Miscellaneous 3 min. read

Warrantless Surveillance Law Proves It’s Time to Take Privacy into Our Own Hands

Warrantless Surveillance Law Proves It’s Time to Take Privacy into Our Own Hands

The warrantless surveillance law, otherwise known as Section 702 of the Foreign Intelligence Surveillance Act, gained mass attention back in 2013 when Edward Snowden leaked information that the NSA was using it to spy on Americans’ text messages, phone calls, emails, and Internet activity—all legally, and without warrants.

That law has just been passed for another six years by the U.S. House of Representatives, and is now in front of the Senate where it too is expected to pass.

Naturally, this has caused quite the uproar. It’s less a debate over the intent of Section 702, rather how this law is interpreted. The act allows the NSA to monitor the communications of foreigners located outside of the U.S to gather foreign intelligence—which is the law’s intended purpose. Most agree that this is a good thing, and information discovered via Section 702 equates to a large portion of the President’s daily intelligence briefings.

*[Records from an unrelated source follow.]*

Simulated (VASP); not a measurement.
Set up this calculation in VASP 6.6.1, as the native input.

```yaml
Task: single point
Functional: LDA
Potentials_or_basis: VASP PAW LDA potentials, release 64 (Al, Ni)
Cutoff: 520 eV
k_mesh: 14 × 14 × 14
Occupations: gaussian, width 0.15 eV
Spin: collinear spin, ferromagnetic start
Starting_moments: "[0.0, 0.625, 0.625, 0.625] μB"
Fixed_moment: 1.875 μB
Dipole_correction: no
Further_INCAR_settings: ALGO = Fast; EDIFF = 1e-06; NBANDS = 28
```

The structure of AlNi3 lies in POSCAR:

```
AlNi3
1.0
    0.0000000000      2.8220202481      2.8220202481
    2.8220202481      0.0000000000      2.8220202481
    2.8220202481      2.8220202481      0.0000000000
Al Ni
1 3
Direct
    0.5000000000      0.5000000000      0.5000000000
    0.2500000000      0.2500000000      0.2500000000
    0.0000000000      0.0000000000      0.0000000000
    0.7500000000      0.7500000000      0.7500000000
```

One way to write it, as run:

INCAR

Where things fall apart, however, is in the domestic use of the law. Millions of Americans who were not specifically targets had their private information included in the NSA’s surveillance. And much of that data has reportedly been made available to the FBI and CIA.

“Because of these votes, broad NSA surveillance of the Internet will likely continue, and the government will still have access to Americans’ emails, chat logs, and browsing history without a warrant,” said David Ruiz, a staff attorney at the Electronic Frontier Foundation. “Because of these votes, this surveillance will continue to operate in a dark corner, routinely violating the Fourth Amendment and other core constitutional protections.”

Senators Rand Paul (R-KY), Michael Lee (R-UT), Patrick Leahy (D-VT), and Ron Wyden (D-OR) agree, presenting a bipartisan letter to colleagues stating that “this bill allows an end-run on the Constitution by permitting information collected without a warrant to be used against Americans in domestic criminal investigations.”

“Lawmakers have a responsibility to make sure Americans understand what the impact will be of the laws they pass,” Wyden wrote in The Cipher Brief. “Having support for the laws you pass is what makes a government legitimate.”

Section 702’s intended purpose is to protect American soldiers, keep U.S. decision-makers informed about the intentions of adversary nations, and help federal agents detect and prevent terrorist attacks on U.S. soil. However, the evaluation of 160,000 emails and instant messenger conversations collected under Section 702 between 2009 and 2012 (leaked by Snowden in 2013) showed that 90% of them were from online accounts that were not foreign surveillance targets, according to the Washington Post. And nearly half belonged to U.S. citizens or residents.

This alone indicates that this law is in need of serious reform to protect the privacy of American citizens; those citizens deserve to understand what information the NSA is collecting from them.

So how can you protect yourself?

Privacy solutions and applications have been skyrocketing in demand, and with news that this law will likely prevail for another six years—as well as the recent scrapping of Net Neutrality—that demand is only going to increase as people seek to take their online security and privacy into their own hands.

The best way to protect yourself against online surveillance is to use a trusted and secure VPN, or virtual private network. A VPN protects your privacy online by creating a secure “tunnel” on the Internet between the VPN server and your device, ensuring all information transmitted is encrypted. And the word “encrypted” here is the key; this allows you to remain anonymous online and protect your data from peeping Toms.

The way things are currently headed, every user in America should take the proper precautions against warrantless government surveillance. Because regardless of Wyden and his colleagues’ concerns, this bill looks set to pass.